Six months ago, I moved to a new country for my partner’s job, a move that meant giving up my part-time gig, taking on the role of homemaker, and putting my freelance writing career on hold while we navigated work permits. While I’ve been lucky to be able to count on the financial support of my partner and our combined savings, this move has left me completely adrift. The unique struggle of a creative career means keeping a stranglehold on schedules, productivity and self-motivation, and if you face an illness, change of circumstance, or if you’re simply not getting the jobs you’ve longed and worked for, it can be fatal to your sense of self and the life you are working so hard to build. It can also leave you behind on rent.
I was recently bemoaning what I had started referring to as my “fallow season” to a good friend and she said something that kind of blew my mind: “Well, that’s exactly right. It’s just a season. And seasons always change.”

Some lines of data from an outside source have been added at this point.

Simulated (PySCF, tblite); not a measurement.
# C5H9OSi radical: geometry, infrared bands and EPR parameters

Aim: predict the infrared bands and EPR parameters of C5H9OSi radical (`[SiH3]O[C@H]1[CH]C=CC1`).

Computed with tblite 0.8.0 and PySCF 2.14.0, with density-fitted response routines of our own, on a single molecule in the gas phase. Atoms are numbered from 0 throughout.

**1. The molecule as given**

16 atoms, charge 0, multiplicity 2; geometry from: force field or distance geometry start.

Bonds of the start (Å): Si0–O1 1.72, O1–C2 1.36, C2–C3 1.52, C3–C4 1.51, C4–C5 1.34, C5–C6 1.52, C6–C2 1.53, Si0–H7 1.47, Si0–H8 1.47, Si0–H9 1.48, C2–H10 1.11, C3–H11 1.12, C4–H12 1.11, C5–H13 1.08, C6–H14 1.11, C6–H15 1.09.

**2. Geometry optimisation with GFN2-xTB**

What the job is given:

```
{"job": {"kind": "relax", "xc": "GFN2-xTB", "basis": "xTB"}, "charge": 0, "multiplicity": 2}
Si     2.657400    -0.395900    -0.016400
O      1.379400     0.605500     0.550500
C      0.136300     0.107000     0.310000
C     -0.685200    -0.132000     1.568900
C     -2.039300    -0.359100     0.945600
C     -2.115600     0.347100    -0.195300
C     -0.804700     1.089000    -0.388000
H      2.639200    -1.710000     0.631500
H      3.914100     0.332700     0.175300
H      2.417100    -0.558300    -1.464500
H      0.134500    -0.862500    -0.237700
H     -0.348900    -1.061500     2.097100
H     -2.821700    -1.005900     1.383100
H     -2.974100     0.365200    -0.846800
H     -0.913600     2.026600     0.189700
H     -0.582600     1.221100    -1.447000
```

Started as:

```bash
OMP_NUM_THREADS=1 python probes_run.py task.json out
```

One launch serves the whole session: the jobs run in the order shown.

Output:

This friend of mine, Sarah, is an immensely talented actress. I’ve watched her go through the wringer of auditions, living perilously from paycheck to paycheck. Now, awesomely, I get to watch her kill it on HBO’s Barry. (Just picked up for a second season! So smart and funny! Look at her slay this white suit!) In short, she’s “made it” — but we spent years together on the floor of her Brooklyn apartment drinking the dregs of open wine bottles while bemoaning the lives we could have had. While it is truly awesome to watch her succeed, it’s also thrown my current situation into a discomforting new light. Sarah amazes me because she’s managed to make friends with the quiet seasons, rather than adopting my approach: Stare into that abyss with paralytic horror. She’s navigated the ups and downs of a creative career with a mastery that feels more necessary to me than ever. And so I asked her: What are the lessons you’ve learned along the way?
Find your seeds
“I have always found consuming other people’s art the big key to keeping motivated during droughts,” says Sarah. “I think it is really important to keep inspired when it feels like your own train car is derailing slightly. I try to change the narrative: You’re not going off the rails, you’re just taking the scenic route for a bit and having a look around! This reminds me that there is an enormous community of creatives out there, and that I am a part of that world, regardless of my current situation.”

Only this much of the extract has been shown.